The physical aspect of his art has always been important to Jason Kahn, but this time that aim extends beyond the notes. Paperclip-like structures in piercing colours confuse and confound the eye, while the seductive, sweet and yet disturbing smell of the cover’s still fresh paint lingers in the air even weeks after unpacking the disc. And already the record’s title suggests that we’re in for a session which invites the listener to wander through and “look” at the music, instead of remaining immobile and passive. “Fields” is, without a single doubt, a confronting work.
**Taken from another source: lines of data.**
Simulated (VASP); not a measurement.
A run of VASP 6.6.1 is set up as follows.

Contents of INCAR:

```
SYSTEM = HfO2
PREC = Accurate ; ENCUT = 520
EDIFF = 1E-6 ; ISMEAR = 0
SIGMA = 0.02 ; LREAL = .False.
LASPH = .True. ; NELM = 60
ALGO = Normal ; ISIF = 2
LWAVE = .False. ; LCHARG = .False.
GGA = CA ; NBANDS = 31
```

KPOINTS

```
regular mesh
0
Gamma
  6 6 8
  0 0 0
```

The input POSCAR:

It is, above all, again remarkably different from its immediate predecessor, “Breathings”, an atmospheric collaboration with Argentinian pianist Gabriel Paiuk, which for a second diverged from Kahn’s motto of “no melody, no harmony, no bullshit” (which he shares with Phil Niblock) – even though it was really the sound qualities inherent to specific chords and harmonic relations which were at heart of things. The result was intimate, provocative and self-contained and it is the latter aspect which binds all of Kahn’s efforts together. With “Fields”, he again distinguishes himself as one of the leading album-sculptors of the experimental music scene, as one of those who still consider the album as a small miracle encapsulating various variations of the same idea. While “Sihl” turned towards density, frequency and form and “Breathings” explored the connection between structure and sound, the new pieces are about noise, development and layering. “Noise”, because Kahn is using a noticeable ammount of distortion as well as the raw immediacy of field recordings gathered over several years and in countries such as Croatia, Egypt, Japan, Lebanon and Switzerland to lend an extremely effective forceful impact to his music (even though it hardly ever really attacks the listener and remains on a subtle level throughout). “Development”, because the seven tracks on “Fields” allow the listener to inspect their aural nature in every detail, but still clearly evolve, turning more granular or soft, moving into different parts of the spectrum or morphing into something different alltogether by suddenly shedding some of their defining elements. The album as such is also changing its tone over time, as the more immediate moments of the beginning flow into the closing tryptich of three slightly longer and less tangible pieces. In all cases, it is the careful layering which draws one in, the way the textures melt into one coherent surface, yet remain clearly devided underneath – glistening ultrahigh tones, chimingly fine chains of hihat clicks, tiny bells being struck, white noise or the wind blowing through a whitely glowing wasteland.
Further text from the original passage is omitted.